The first serving bishop to be suspended in modern times has been reinstated after 20 months as the Archbishop of Canterbury offered an apology for his “ordeal”.
The Telegraph can reveal that Christopher Lowson, who was the Bishop of Lincoln from 2011 until his suspension in May 2019, will now begin the process of resuming his former role.
Not only has he had his suspension lifted, but his Permission to Officiate (PTO), which acts as a licence to minister, has also been reinstated.
Bishop Lowson was suspended from office in an unprecedented move following allegations that he “failed to respond appropriately to safeguarding disclosures” regarding children and vulnerable people.
His suspension marked the first time that such sanctions had been imposed on a bishop since Elizabethan times.
Bishop Lowson is understood to be “relieved that the CDM process is over and fully respects its outcome.” He has accepted a penalty for misconduct in relation to the management of one safeguarding issue and issued an apology.
However, he also criticised the church over “the length of the process [which] has not benefited anyone”.
Details of his PTO being reinstated, and his suspension being lifted come just days after the former Archbishop of Canterbury, Lord Carey, spoke out over church disciplinary measures.
Lord Carey criticised the Church of England’s “brutal” treatment of him over allegations that he covered up abuse, saying that both survivors and clergy face a “culture of fear” after he had his PTO reinstated following a seven month hiatus.

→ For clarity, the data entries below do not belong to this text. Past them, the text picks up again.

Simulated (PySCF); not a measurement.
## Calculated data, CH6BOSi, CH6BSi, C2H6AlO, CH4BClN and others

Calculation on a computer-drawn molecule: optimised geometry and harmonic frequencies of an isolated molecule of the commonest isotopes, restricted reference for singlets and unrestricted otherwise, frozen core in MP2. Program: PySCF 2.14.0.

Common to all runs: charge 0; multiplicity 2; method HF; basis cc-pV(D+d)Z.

The current Archbishop of Canterbury, the Most Rev Justin Welby, who sanctioned Bishop Lowson’s suspension in 2019, last night apologised to Bishop Lowson for having to “endure such an ordeal over the last 20 months”.
He said: “I have expressed my regret to Christopher and am very grateful to him for the gracious way he has responded.
“I want to make it clear that I am fully supportive of Christopher returning to ministry as the Bishop of Lincoln.